Skip to content

fix(marketplace): correct nllb/parakeet model packaging and sniff archive magic bytes#565

Open
staging-devin-ai-integration[bot] wants to merge 2 commits into
mainfrom
devin/1780751954-fix-marketplace-model-packaging
Open

fix(marketplace): correct nllb/parakeet model packaging and sniff archive magic bytes#565
staging-devin-ai-integration[bot] wants to merge 2 commits into
mainfrom
devin/1780751954-fix-marketplace-model-packaging

Conversation

@staging-devin-ai-integration
Copy link
Copy Markdown
Contributor

@staging-devin-ai-integration staging-devin-ai-integration Bot commented Jun 6, 2026

Summary

  • The nllb model archive on Hugging Face is actually XZ-compressed but published as .tar.bz2, so the installer routed it into BzDecoder and failed with "Failed to read archive entry". The installer now sniffs the leading magic bytes (xz FD 37 7A 58 5A 00, bzip2 BZh, gzip 1F 8B, zstd 28 B5 2F FD) and prefers the content kind over the extension-derived guess, with unit tests covering the mapping. .tar.xz/.txz archives are now supported via liblzma (statically linked).
  • The nllb manifest now points at nllb-200-distilled-600M-ct2-int8.tar.xz — the same bytes as the existing file, just correctly named, so the sha256 (6c95a9bc…) is unchanged. nllb bumped to 0.3.1 (append-only registry).
  • The parakeet package shipped its 4 model files flat into models/, breaking the model_dir: models/sherpa-onnx-nemo-parakeet-tdt-0.6b-v3-int8 expected by the official sample and just download-parakeet-models. The manifest now references a single tarball that extracts to that directory, matching every other ML plugin. parakeet bumped to 0.3.1.

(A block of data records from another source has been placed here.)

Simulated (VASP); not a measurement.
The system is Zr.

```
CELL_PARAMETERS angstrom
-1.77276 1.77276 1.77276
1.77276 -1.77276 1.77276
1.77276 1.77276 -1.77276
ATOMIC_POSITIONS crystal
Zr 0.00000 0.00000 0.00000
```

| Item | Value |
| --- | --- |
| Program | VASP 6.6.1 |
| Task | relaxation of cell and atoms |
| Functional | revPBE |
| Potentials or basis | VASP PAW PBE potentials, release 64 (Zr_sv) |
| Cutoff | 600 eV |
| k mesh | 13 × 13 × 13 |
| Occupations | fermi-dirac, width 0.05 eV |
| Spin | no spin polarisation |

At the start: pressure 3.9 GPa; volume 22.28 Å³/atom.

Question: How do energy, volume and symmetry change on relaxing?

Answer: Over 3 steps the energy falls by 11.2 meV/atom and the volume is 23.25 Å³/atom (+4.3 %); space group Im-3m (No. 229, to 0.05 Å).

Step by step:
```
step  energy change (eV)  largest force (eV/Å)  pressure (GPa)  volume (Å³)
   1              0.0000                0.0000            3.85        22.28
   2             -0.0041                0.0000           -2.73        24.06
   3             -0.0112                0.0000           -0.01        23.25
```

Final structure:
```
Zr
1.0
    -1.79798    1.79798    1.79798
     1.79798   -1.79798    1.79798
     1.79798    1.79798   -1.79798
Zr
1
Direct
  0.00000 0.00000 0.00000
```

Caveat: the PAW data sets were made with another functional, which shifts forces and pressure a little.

Required out-of-band registry steps (maintainer)

The model artifacts live on Hugging Face, which I cannot write to. Before (or together with) merging:

  1. nllb — upload the existing archive under the corrected name (same bytes, no recompression):
    just download-nllb-models   # on main: fetches the old .tar.bz2 name
    mv models/nllb-200-distilled-600M-ct2-int8.tar.bz2 models/nllb-200-distilled-600M-ct2-int8.tar.xz
    HF_TOKEN=… python3 scripts/marketplace/upload_models_to_hf.py --repo streamkit/nllb-models
    Keep the old .tar.bz2 in place so existing registry versions (≤0.3.0) and old checkouts keep working.
  2. parakeet — build and upload the tarball. The manifest sha256 181f96d0dcac111d68c2ee5843655bb08ecb5fe26f845a915c3e4fca7915b9f8 (486,660,829 bytes) corresponds to this reproducible packaging (GNU tar + bzip2 -9):
    just download-parakeet-models
    cd models && tar --sort=name --owner=0 --group=0 --numeric-owner \
        --mtime='2026-01-01 00:00:00 UTC' \
        -cf sherpa-onnx-nemo-parakeet-tdt-0.6b-v3-int8.tar sherpa-onnx-nemo-parakeet-tdt-0.6b-v3-int8 \
      && bzip2 -9 sherpa-onnx-nemo-parakeet-tdt-0.6b-v3-int8.tar && cd ..
    sha256sum models/sherpa-onnx-nemo-parakeet-tdt-0.6b-v3-int8.tar.bz2  # must print 181f96d0…
    HF_TOKEN=… python3 scripts/marketplace/upload_models_to_hf.py --repo streamkit/parakeet-models
    The flat files stay in place for older registry versions.
  3. Run the Marketplace Release workflow to publish the 0.3.1 manifests.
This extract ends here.